Is Digital Bureaucracy Making Us Less Productive?

Bureaucracy is the death of all sound work. ~ Albert Einstein.

Some context for this post: I’ve been doing some thinking recently about why people keep saying they are ‘too busy’.

Is busyness an indicator of having too much work to do, or a sign of a lack of empowerment?

Or is it a sign of working within an overly bureaucratic system?

Back in 2015 Aoife McLoughlin from James Cook University‘s Singapore campus published an interesting hypothesis. What if our very use of technology makes time appear to go faster? She found that those who were almost always online overestimated the amount of time that had passed compared to those who rarely used technology. A person sitting playing with their phone in a waiting room would estimate that an hour passed in just 50 minutes. And it wasn’t just those who used technology often – McLoughlin found that even people who read an advertisement for the latest iPad perceived time as passing more quickly than those who had read an excerpt from a novel. 

“It’s almost as though we’re trying to emulate the technology and be speedier and more efficient,” McLoughlin told ScienceAlert. “It seems like there’s something about technology itself that primes us to increase that pacemaker inside of us that measures the passing of time.”

Whilst feeling busy and the pace of life picking up is nothing new, we have more technology available to us than ever before – and whether you are home based or a field worker, your work life is a constant series of reminders and prompts – a smorgasbord of digital nagging to keep telling you some work is outstanding. Hurry up.

It’s my contention that we have created a new digital bureaucracy – where everyone can invade our most precious commodity: time.
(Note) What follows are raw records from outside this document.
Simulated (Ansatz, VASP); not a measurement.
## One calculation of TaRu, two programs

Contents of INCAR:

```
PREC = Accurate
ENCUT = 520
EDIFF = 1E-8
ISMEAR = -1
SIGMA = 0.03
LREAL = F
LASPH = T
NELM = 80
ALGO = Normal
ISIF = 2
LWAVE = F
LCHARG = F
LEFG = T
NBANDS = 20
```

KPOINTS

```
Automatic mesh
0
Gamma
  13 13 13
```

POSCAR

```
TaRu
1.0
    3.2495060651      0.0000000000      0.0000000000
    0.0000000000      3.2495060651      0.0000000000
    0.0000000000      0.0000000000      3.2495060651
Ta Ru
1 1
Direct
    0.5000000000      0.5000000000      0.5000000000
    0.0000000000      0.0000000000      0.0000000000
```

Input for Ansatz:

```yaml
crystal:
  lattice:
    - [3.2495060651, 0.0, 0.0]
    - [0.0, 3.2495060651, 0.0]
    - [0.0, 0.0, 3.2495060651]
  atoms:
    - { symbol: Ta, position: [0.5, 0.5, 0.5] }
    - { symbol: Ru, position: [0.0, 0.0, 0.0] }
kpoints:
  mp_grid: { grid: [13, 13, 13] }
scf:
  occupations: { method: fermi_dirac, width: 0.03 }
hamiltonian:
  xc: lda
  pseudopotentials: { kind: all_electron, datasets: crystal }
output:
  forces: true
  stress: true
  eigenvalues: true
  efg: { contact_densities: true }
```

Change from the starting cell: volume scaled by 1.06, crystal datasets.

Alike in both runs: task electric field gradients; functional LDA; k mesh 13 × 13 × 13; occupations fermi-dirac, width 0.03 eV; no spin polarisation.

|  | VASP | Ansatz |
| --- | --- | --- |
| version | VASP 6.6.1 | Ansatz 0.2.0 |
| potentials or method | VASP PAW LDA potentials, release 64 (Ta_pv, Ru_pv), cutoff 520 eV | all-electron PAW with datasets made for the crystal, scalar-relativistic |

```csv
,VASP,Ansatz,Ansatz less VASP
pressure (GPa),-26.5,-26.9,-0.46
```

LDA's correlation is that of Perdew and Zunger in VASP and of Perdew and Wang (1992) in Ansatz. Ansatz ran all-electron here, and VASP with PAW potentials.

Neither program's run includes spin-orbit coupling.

PARKINSON’S LAW 1 – “WORK EXPANDS SO AS TO FILL THE TIME AVAILABLE FOR ITS COMPLETION”.

Parkinson’s Law, named after historian C. Northcote Parkinson, states that work creates more work, gradually expanding to the point of filling the time available for its completion. Parkinson believed that bureaucracies always grow. Managers wish to appear busy, so they increase their workload by creating rules or things to be filled in. Then they hire more subordinates, who in turn require more managerial time for supervision.

The theory has been developed in recent years by the likes of Gary Hamel and Michele Zahini who posit some useful indicators of bureaucracy:

  • In a bureaucracy, your power and compensation are the product of head count and budget.
  • No one ever downsizes their empire voluntarily.
  • Every new challenge begets a new CxO or head office unit. These soon become permanent fixtures.
  • As the organization grows, more layers get added, and the ratio of managers to frontline team members creeps upward.
  • With every crisis, authority moves to the centre, and stays there.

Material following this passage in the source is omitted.